Wednesday, August 10, 2011

What Digg Did Wrong

A couple of months ago I wrote a post asking if social bookmarking sites like Digg and Delicious were dying. It looks like they are. This week the tech press revealed that Kevin Rose, Digg’s founder, is abandoning ship and moving on to a new startup. Traffic is also down by almost 50% compared to its peak, so tech blogs are declaring Digg pretty much dead.

But what happened exactly to Digg, and what mistakes did it do, as it once was one of the most popular and respected Web 2.0 startups? In fact at one point Google was intended to buy it for around $200 million, but the deal fell apart in the last minute.

If you want to understand the whole thing there is a very interesting article at Computer World titled Why Digg Failed. Here is a quotation:

Digg content categories were crazy.

Digg is about content, and content needs to be categorized. For most of its existence, Digg categorization was bizarre and heavily biased according to the founder’s semi-adolescent world view. For example, “Tech” was a category. And so was “Apple.” Why was one company singled out for special treatment? There were no categories for things like “Religion” or “Research,” but six categories for gaming.

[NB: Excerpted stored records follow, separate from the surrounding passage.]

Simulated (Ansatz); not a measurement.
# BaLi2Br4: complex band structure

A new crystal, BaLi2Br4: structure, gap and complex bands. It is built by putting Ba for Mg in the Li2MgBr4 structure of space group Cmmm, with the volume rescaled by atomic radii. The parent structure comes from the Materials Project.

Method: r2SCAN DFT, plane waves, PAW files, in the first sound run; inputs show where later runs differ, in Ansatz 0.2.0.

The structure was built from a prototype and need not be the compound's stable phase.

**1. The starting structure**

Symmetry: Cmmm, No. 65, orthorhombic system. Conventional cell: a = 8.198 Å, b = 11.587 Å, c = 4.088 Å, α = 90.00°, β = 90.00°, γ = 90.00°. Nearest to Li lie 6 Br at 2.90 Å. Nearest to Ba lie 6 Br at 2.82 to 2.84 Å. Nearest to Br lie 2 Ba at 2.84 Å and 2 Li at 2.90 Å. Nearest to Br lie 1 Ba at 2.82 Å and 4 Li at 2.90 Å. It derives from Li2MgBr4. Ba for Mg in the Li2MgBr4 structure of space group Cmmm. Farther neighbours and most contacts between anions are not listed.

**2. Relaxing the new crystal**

Digg has improved content categories by offering fewer, more general ones. But its “Media type” categories are “News,” “Image” and “Video.” The first isn’t a media type, but a content type. For example, video can be news, Why isn’t it “Text,” instead of “News.” And why shut out “Audio”?

Digg has always struggled with simple categorization.

The article also mentions how Digg had a bias against blog content, and how ended up alienating bloggers from its user base, which certainly hurt its popularity. Worth a read.